Corporate Lines Increase, But Demand Still an Issue

Highly rated companies are finding it easier to obtain short-term financing from banks after a tense year in which costly fees and tight terms prevailed, if loans could be found at all.

Though prices remain higher and the length of credit shorter than they were before the credit crisis, corporate treasurers and bank officials say conditions are easing and will continue to do so as companies look to refinance loans made in headier times.

So far this year, investment-grade companies have lined up more than $10 billion of bank credit facilities, better than double the volume at this time in 2009, according to Thomson Reuters LPC. In all of last year, top-rated companies took out $229 billion in bank loans, the lowest amount since 1992, as they waited out the tumult.

Meanwhile, investment-grade loans totaling more than $1 trillion are expected to mature from 2010 through 2012.

Claire O'Connor, who heads the loan capital markets group at Barclays Capital, estimates that refinancings will drive a 20% increase in volume this year. Peter Hall, Bank of America Corp.'s head of investment-grade loan syndications, said he expects 2011 to show a 15%-20% increase over 2010.

"There will be a race among all of us with large facilities coming due not to be the last one through the door," said Jim Abel, treasurer at the energy company PPL Corp.

Companies use these lines of credit for operating funds or as backstops for the short-term unsecured borrowing known as commercial paper.

PPL Energy Supply's $3.2 billion five-year bank loan matures in 2012. Abel said he is "very confident" it will be renewed, but he plans to start working on the process by the end of the year, which would be earlier than usual.

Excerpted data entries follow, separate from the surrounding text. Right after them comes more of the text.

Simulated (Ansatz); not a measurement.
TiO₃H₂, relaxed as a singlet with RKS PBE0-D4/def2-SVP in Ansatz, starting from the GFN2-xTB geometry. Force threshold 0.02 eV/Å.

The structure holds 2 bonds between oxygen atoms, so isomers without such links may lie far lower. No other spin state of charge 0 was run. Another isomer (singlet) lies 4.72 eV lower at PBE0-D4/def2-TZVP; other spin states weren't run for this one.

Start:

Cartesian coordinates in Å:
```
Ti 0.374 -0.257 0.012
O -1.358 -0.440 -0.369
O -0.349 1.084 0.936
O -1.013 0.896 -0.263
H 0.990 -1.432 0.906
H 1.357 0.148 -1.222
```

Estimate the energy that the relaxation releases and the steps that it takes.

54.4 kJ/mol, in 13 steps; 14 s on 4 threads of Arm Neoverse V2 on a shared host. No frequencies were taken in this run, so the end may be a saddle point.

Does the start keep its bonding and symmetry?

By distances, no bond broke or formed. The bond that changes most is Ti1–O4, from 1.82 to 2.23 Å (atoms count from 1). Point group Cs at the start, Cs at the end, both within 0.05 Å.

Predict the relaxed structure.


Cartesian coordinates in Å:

In the meantime, PPL, as did other utilities, turned to alternatives to traditional bank credit. For example, PPL is finalizing a $750 million five-year facility secured by liens on generating assets.

Those that were forced to refinance bank credit at the height of the crisis found it very expensive, and could only do it for short periods of time. Five-year bank loans were common in 2007, but no bank offered them to U.S. companies last year. Most limited lending to 364 days.

In the past few months, however, three-year loans have become the new standard as banks have grown more comfortable.

Indeed, some corporate treasurers say they recently had to turn down banks who now saw opportunities — and profits — in lending. Such an attitude from banks is a departure from before the crisis, when banks saw credit as a "loss leader" in order to establish relationships with companies in hopes of ultimately landing lucrative underwriting or advisory business.

"It was a challenge" to secure a $1.5 billion 364-day loan in 2008, said David Braden, assistant treasurer to Cargill, the privately held food processor. But when the company refinanced a 364-day loan in late 2009, some banks that had dropped out the previous year returned to bid, and "we actually added some banks to our facilities who weren't there before," Braden said.

Still, the competition hasn't yet translated to a steeper decline in fees. A triple-B-rated company that fully taps its 364-day line of credit, for example, must pay an amount four times higher than it paid at the end of 2007.

With the memory of frozen markets still fresh, companies have maintained cash balances and sold long-term bonds when that avenue of financing opened up. Indeed, high-grade companies raised more than $1 trillion in bonds to extend the maturities of debt and loans last year. That could be a factor for lower loan fees as banks look for business.

"Big companies are not necessarily going to be banging on the door asking for money," said Errol Harris, treasurer of International Paper.